Her father remarried a much younger woman, Helene, when Oma was five. Lili had gone to live with her aunt, Wanda Woite, when their mother passed away and Oma was originally supposed to go live with Wanda too, but she was too much of a daddy’s girl to leave home. Adam and Helene had three further children: Hugo, Helga, and Erika. Their first-born daughter, Alina, passed away at eleven months of age.


As a child Oma lived on a big farm with huge trees and she remembers them as being the wealthiest family in the area. They had a horse-drawn carriage that took them to church each Sunday, and it was the envy of the town. The family was sustained by crops, fruit trees, pork, eggs, and milk. Oma remembers having to peel potatoes for all of the farm hands before she went to school, under the direction of her stepmother, Helene. During sugar beet harvesting many additional farm workers were hired. She recalls her stepmother being very skilled at tailoring and sewing, and learning those skills from her. Helene could assess someone’s size and cut the pieces of fabric needed to sew a garment right out of the fabric without a pattern. Hedy completed her education in the local school, the equivalent of about 8th grade, and would have gone on to further education in another town, but this was interrupted by the war.

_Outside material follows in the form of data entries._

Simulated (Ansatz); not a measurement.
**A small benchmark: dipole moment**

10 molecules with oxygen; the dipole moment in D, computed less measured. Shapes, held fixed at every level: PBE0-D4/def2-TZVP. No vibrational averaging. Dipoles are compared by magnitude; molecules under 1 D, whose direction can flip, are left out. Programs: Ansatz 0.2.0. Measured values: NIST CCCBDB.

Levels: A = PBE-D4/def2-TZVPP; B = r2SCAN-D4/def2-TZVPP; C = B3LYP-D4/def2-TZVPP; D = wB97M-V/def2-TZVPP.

World War II broke out in 1939, the same year Oma was confirmed. On September 9, 1939, the Germans were fighting the Polish army in the area where Oma lived. From her yard she watched Polish planes flying overhead, shooting at the Germans. The doors to the cellar in which her family was hiding caught fire from the shelling, and when her family realized it they opened the doors and ran. Oma burned the bottoms of her feet running through the flames. They were worried about being trampled by the bull, which was charging away from the fire, but he waited for the family to go first. The family hid in a ditch as bullets flew overhead in the crossfire, not daring to raise their heads. They spent that night hiding out in the woods, and afterwards found twelve dead soldiers in their yard.


Oma’s teenage years were during the war, which was a very unhappy time with no young boys around. The normal dancing that was popular came to a halt, although they did roll the rugs back and play the gramophone for dancing when possible, even if it was mostly with girls.


Then they heard that the Russians were coming and Oma moved to her aunt Wanda’s house in Sprottau, where Lili lived. She then had to leave Sprottau because the Russians were advancing there too. She went to Reichenbach in Germany, which was occupied by the Americans at the time, but then overnight without any warning it became Russian occupied. Reichenbach had frequent bomb raids, and Oma ran into the basement many times. She escaped by riding a train to the border and then sneaked across at night with a small group of people who were also fleeing. The German people were ordered to take in refugees, and some were sympathetic and helpful, but others were resentful.


On her own, Oma went to Franzenburg where her aunt Lydia took her in to stay, although Lydia herself was already staying as a refugee. They slept three to a bed, crossways. Oma rode a very old bike 7 km to go to work in Kuxhafen, where she apprenticed as a tailor. She eventually saved enough money to rent her own room in the home of a family in Kuxhafen.


In 1952, never having spoken a word of English, and with just a handful of possessions, Hedy emigrated to America, seeking a better life than post-war Germany could offer. Her sponsors, Ida Endert and Adela Fertal, sent her money for the train fare from New York to Detroit. Oma was supposed to live with Adela but Adela became ill and Oma didn’t know how to take care of her. A teacher lived next door—a mom with two young kids— and she gave Oma language lessons every day.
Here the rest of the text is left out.